Review Of #Home, On Amazon Prime Video: An Unremarkable Family Portrait Made Passable By The Performances And A Feeling Of Déjà Vu

#Home isn’t the usual cautionary tale that blames technology. Instead, it uses a father-son story to give us two varying viewpoints and two contrasting arguments in the same technology debate.
Review Of #Home, On Amazon Prime Video: An Unremarkable Family Portrait Made Passable By The Performances And A Feeling Of Déjà Vu

Director: Rojin Thomas
Cast: Indrans, Sreenath Bhasi, Vijay Babu, Manju Pillai, Neslin, Kainakary Thankaraj, KPAC Lalitha
Language: Malayalam

Oliver Twist (Indrans), the Pixar character-like father in #Home, is an anachronism in every sense of the word. He once ran a successful video cassette library which had to be shut down because he couldn't keep up with changing times. He now lives in a big, modern house made of glass and metal but that's the creativity of his son, an architect, who has now detoured to filmmaking. Oliver's home office is filled with hundreds of these cassettes along with equally outdated things like a broken gramophone, a boom box and a landline telephone. Placed within the context of this modern house, we see the alienation Oliver feels in a world that has left him far behind. Like in his professional life, he struggles to keep up with his family too as they change faster than he can.   

His older son Antony (Sreenath Bhasi) is the architect-turned filmmaker while his younger brother is trying his luck at another kind of beast—Youtube. Add to this list Oliver's father, who once worked as a stenographer, and the film shows us how technology shaped the careers of three generations of the same family. The generational difference we see among them also gives us a very timely reminder—that all our jobs will one day become obsolete.

Using technology as the talking point, #Home pushes us deep into a father-son story that a lot of us will relate to. We feel this in the way Oliver struggles to switch from the front camera to the back camera when he's asked to click a picture. We've also seen older family members using notebooks to learn functions on the smartphone like it's a course that needs revision. But what's most evident is the way Antony reacts to his father when he asks Antony the simplest of questions. Antony has time to share his opinions on Facebook but he struggles to hold a five-minute conversation with his father. He gets annoyed at the simplest of things and we see him go through writer's block where he's being unfair to his work and his family.  

But #Home isn't the usual cautionary tale that blames technology for everything that's wrong with millennials, when seen through the eyes of a boomer. Instead it uses the father-son story to give us two varying viewpoints and two contrasting arguments in the same technology debate. Through Oliver, we see how technology can make one's life easy, especially as one gets older. But through Antony, we see the other extreme of what social media can do to the creative mind. Between constant comparisons and ego trips, the film reminds us that we all need to press the 'home' button every once in a while. 

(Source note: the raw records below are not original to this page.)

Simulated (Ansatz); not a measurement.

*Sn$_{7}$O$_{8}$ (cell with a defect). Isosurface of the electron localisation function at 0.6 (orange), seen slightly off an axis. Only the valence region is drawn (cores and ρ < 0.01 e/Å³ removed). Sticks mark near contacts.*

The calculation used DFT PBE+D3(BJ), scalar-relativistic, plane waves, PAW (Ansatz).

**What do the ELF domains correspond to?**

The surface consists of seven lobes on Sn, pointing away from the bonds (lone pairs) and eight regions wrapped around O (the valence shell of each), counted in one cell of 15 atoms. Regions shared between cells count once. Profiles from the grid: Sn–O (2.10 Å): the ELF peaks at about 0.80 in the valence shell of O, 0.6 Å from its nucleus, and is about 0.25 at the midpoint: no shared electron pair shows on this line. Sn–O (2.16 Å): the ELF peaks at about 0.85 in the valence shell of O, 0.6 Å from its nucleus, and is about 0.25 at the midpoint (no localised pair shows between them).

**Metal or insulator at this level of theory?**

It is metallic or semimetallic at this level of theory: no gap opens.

Most of what the film speaks about are topics we already know, told in a manner we've already seen before. But the performances make sure there's an emotion we connect to or a joke that never lets the film become too big for its shoes. The brightly-lit world with cheery music gives us the feeling that we're in a Hallmark store where nothing can go wrong. The problems feel manageable and we never get the sense that something big is at stake. 

These are all solid qualities for a happy family drama set inside the walls of this home. But with too many strands and too many ideas, the film loses the focus with which the first hour played out. From Oliver's tryst with technology, the film has to then make room to accommodate Antony's troubled creative process, his financial issues, a brewing class conflict between Antony and his girlfriend's family and also Oliver's feeling that his life is nothing but ordinary. 

Add to this an angle about a psychologist lecturing us on the issues of technology and we get a flabby movie that does not justify its two hour forty minute runtime. Still, driven by the performances, we could still have been left with a sweet film with a "good heart" except that its ending feels too much like a déjà vu for it to matter. We see traces of Kadha Parayumbol here and the way this portion is written feels too predictable to leave us with a surprise. And for a film with so many lovely moments, one wonders why we get another tired stereotype of the nagging, whiny girlfriend who keeps bugging her boyfriend. Other than to see the character as a social media age update of Urvasi's character in Midhunam, the character feels too out of place in such a film. 

Thanks to the severely heartwarming performances of Indrans and Manju Pillai, who plays his wife, we get a film that's always watchable, even if it has nothing new to offer. And for a film about changing technology, #Home is a film that appeals to the most primitive part of our hearts.